We wanted to satisfy our curiosity and explore all the different ways to eat ethically, and how they might impact our food system, without it becoming a cage(-free) match.
In the second post of a monthly series on ethical eating, The Local Good interviewed Slow Food Edmonton members Chad Moss and Thea Moss about their approach to food.
(You can find the first post, an interview with Vegans and Vegetarians of Alberta’s Christina Prokopenko, here.)
The Slow Food movement was founded in 1989 in Italy as a reaction to the effects of globalization on local food traditions and cultures. Its founders realized that our food choices are influenced by our culture, history, environment and politics, but they can also be a force to change the world for the better. To do this, Slow Food members advocate for good, clean and fair food. “Good” food is high quality, healthy and flavourful. “Clean” food is produced without harming the environment, and “fair” food is affordable for consumers, while providing a living wage and good working conditions for farmers.
The international organization is now active in over 150 countries worldwide, and there are 30 chapters (or “convivia”) of Slow Food in Canada. To date, those convivia have added 12 distinctly Canadian foods to Slow Food’s International Ark of Taste, raised funds for both local and international food projects, and recently launched the Slow Fish Canada campaign. For more about the projects of Slow Food in Canada, we highly recommend this gorgeously shot documentary by Edmonton filmmaker Kevin Kossowan.
The local convivium, Slow Food Edmonton, hold informal monthly meetings (usually, potluck-style feasts in the homes of members) and special events with an emphasis on supporting local producers and skill building. (Membership information is available at the link.)
TLG: What does ethical eating mean to Slow Food members?
Slow Food follows the mantra of Good, Clean and Fair. This can be interpreted in different ways, but overall we endeavor to truly enjoy the pleasures of the table and eat and share food thoughtfully.
TLG: What practices do you follow or recommend?
Meeting the people who produce your food, cooking from scratch, and sitting down to eat with friends and family.
TLG: What changes would you like to see in the food industry?
Stop health-washing, green-washing, ethics-washing. Waste less food. Pay fair prices to farmers and wages to producers.
TLG: Why did you make the decision to eat the way you do?
There is nothing more salubrious than enjoying delicious food and being immersed in the process.
TLG: How does eating clean, fair and local food affect your day-to-day life (shopping, preparing food, eating with friends, eating out)?

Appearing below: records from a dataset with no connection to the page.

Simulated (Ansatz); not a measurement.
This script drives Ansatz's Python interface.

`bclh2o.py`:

Slow Food’s “Good, Clean, Fair” is like a shopping list. We have spent time seeking out the foods that tick all the boxes. Now that we have found them, purchasing (and acquiring [by] hunting, foraging, bartering, swapping, growing) is much simpler. In the quest we have met like-minded friends. We spend more time cooking, eating and finding our food, and less time on other stuff. We include our children, knowing that they will become adults who have the skills and confidence to eat and live slow. For us, it may even be more about our future, our community and our children’s future, than about the present.
TLG: What local foods do you recommend our readers try?
Nitrogen-fixing foods like buckwheat and lentils. These foods are less trendy but farmers need to grow them to maintain their soil. They deserve a better price than animal feed. Wild and foraged foods. Saskatoons grow all over the river valley. Some of your neighbours may be happy to share their rhubarb and raspberries (repay them with some jam!). There is an active mushroom club that can teach you about edible fungi. Foods from farmers you meet at the market and take a fancy to. Raw milk cheeses from all over the world. Raw milk cheese is under fire across the world — to save it, eat it. Eggs and honey from urban chickens and bees. Slow Food is a worldwide community and we like to support our comrades.
Can you recommend a couple of resources for those wanting to learn more?
Farmers at the farmers’ markets, Kevin Kossowan’s From the Wild videos, attending cooking classes, your grandparents or older neighbourhood friends, Alberta Mycological Society and Operation Fruit Rescue.